Updated:2010/1/19 13:27
The savings will derive mainly from internal departments moving from a capital expenditure to an operating expense model.
Big Blue's world-renowned research team is leading the way in the organisation with a private cloud environment that it uses to purchase computing products such as servers.
The computer giant's sales team uses its Blue Insight cloud environment that crunches basic data on clients and turns it into information that can be used to upsell products to customers.
"IBM expects this internal cloud to deliver new levels of business insight to our sales teams and developers so they can better meet the needs of our clients worldwide, in addition to being able to realise tens of millions of dollars in savings over five years," IBM global chief information officer Pat Toole said.
This covers "hardware, software and operational savings, as well as significant data centre footprint and energy cost savings".
The company said Blue Insight gathered information from nearly 100 data warehouses and data stores that add up to about 1 petabyte (1000TB).
According to IBM's Richard Cocchiara, its researchers have been using cloud computing for the past two years -- before it was in vogue.

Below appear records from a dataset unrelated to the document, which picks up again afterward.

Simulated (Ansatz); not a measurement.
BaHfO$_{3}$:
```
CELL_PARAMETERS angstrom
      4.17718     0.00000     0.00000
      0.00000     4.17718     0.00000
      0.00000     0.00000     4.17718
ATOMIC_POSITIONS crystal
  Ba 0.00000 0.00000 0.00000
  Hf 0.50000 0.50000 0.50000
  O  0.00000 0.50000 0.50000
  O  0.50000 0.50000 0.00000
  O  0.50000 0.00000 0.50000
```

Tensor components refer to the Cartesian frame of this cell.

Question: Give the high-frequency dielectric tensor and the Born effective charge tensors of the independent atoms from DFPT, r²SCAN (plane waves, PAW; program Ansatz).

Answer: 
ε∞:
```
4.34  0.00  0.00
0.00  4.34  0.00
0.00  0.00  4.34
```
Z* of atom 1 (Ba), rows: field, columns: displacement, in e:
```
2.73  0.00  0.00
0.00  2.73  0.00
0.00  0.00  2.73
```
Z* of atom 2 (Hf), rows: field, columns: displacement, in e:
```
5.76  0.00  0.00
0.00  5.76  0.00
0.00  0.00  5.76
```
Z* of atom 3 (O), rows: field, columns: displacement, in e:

Used equipment would be "recycled" to other departments and an internal cloud used to inform colleagues of units' availability.
Previously, to buy a server, IBM Research would have to spend the money to buy the unit then spend more to buy storage for it, and when the researchers were done the company would still own the server. "This cost time and money which could be saved. IBM Research decided take their resources and put them into a cloud so other departments could see what servers were freed up for use," Mr Cocchiara said.